Fridays with Friends: Steve Bell’s expansive universe

Born into a musical family, Steve Bell has been performing and touring since he was eight years old. As Steve’s father was a prison Chaplain, it was federal prisoners in Drumheller Penitentiary who taught the young boy to play guitar at an early age. Bell recounts fondly, “I now perform world-over because Canada’s most unwanted men invested in me when I was a boy.”

In the early eighties Steve began to make his mark with the acclaimed folk trio Elias, Schritt and Bell. But it wasn’t until he ventured out on his own that his career stats started to shimmer. Since his first solo release in 1989, Comfort My People, Bell has released 16 CDs, three concert videos and performed over 1500 concerts across Canada, the US, India, Thailand, the Philippines, Poland, Bulgaria, Ireland, and throughout the Caribbean.

More recently, Steve’s work has won him 26 concerts with Symphony orchestras across Canada and into the US. In December 2011 a rapt, capacity crowd gathered to take in his concert with the Toronto Symphony Orchestra at Massey Hall.

In 1997, Steve was awarded the first JUNO Award for the category of Best Gospel Album. He has since received a second JUNO in 2000 and in the ensuing years has been awarded multiple Prairie Music, Western Canada Music and Covenant Awards.

With the 2012 release of his 17th career CD, Keening for the Dawn – Christmastide, Steve displays a rare longevity and commitment to his vocation. For this commitment, along with his advocacy work for the less fortunate, Steve has been awarded the Queen Elizabeth II Diamond Jubilee Medal.

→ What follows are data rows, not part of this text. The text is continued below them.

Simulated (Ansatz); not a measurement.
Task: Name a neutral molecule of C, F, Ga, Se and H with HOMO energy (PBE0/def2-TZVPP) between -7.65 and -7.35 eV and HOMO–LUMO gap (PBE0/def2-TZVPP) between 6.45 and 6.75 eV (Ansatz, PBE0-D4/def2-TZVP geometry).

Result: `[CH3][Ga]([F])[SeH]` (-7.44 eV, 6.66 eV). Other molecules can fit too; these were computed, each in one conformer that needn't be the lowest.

Kevin Belmonte interviewed Steve for this week’s Fridays with Friends.

Steve Bell 1
Image courtesy Steve Bell

Kevin Belmonte: What/who/where are your consistent sources of inspiration?

Steve Bell: My father is certainly the most consistent source of inspiration for me. He is a practical pastor/theologian committed to wonder-full, life-long learning, whose faith is held in an open hand and whose journey is marked by authenticity and mindfulness.

Books, most certainly would come second. I read a lot. Strangely, as a musician, I more often choose to read than play. If condemned to a desert island and forced to choose between books and guitars, I wouldn’t hesitate to choose the former. My bookshelf is full of Christian mystics from over the centuries. But the contemporary authors whose works are most represented are Walter Brueggemann, Frederick Buechner, Madeleine L’Engle, C.S. Lewis and G.K. Chesterton. More recently I’m coming to know certain poets: Richard Wilbur, Rumi, Gerard Manley Hopkins, Malcolm Guite.

This last year I’ve been quite taken with Simon Weil’s Waiting for God and Malcolm Guite’s Faith Hope and Poetry (which I read 3 times in 2012.)

Then, of course, Scripture. Particularly the Psalms and the book of Isaiah have inspired many, many songs.


KB: What artists (musicians, poets, painters, photographers, filmmakers, etc) have shaped your journey as an artist?

SB: No musician has affected me so profoundly as Canada’s Bruce Cockburn. I would be an entirely different artist had I not encountered his work in my mid teens. I was brought up in an evangelical home reared on hymns and gospel songs and as a young man dreamed of joining a gospel quartet. It never really occurred to me I’d be a songwriter. I’m certainly grateful for that rich heritage, but I will never forget the night a friend almost forced me to go to a Bruce Cockburn concert. I had heard a few songs and really didn’t like him. I could appreciate his guitar skills but couldn’t understand the angular and often dissonant quality of his melodies or the sometimes harsh and obscure lyrics. However, two songs into the concert the penny dropped. It’s like a tornado descended on my house and blew all the windows out and I left that concert hall into what felt like an entirely new and expansive universe. The open feeling of adventure and possibility has never left me. Nor has the sense that my art needed to be somehow wed to justice.

I suspect in the second half of my life, the work of English poet Malcolm Guite will have a similar effect. I encountered Malcolm at a conference in 2011. Hearing him speak at the opening lecture was a very similar experience for me as my first encounter with Cockburn. I think the resulting pieces I’ve written since bear witness to this.


KB: How can readers of All Nine get involved in what you’re doing?

SB: The easiest way to get to access my work and related material is through my website at There you’ll find links to my blog, concert schedule and online album sales.


2 thoughts on “Fridays with Friends: Steve Bell’s expansive universe

  1. Brenton Dickieson says:

    Oh, Kelly, I’m so glad y’all down there know about Steve Bell. It’s also worth noting that he has been an important musical mentor to others, paving a path to indie music ministry before iPods.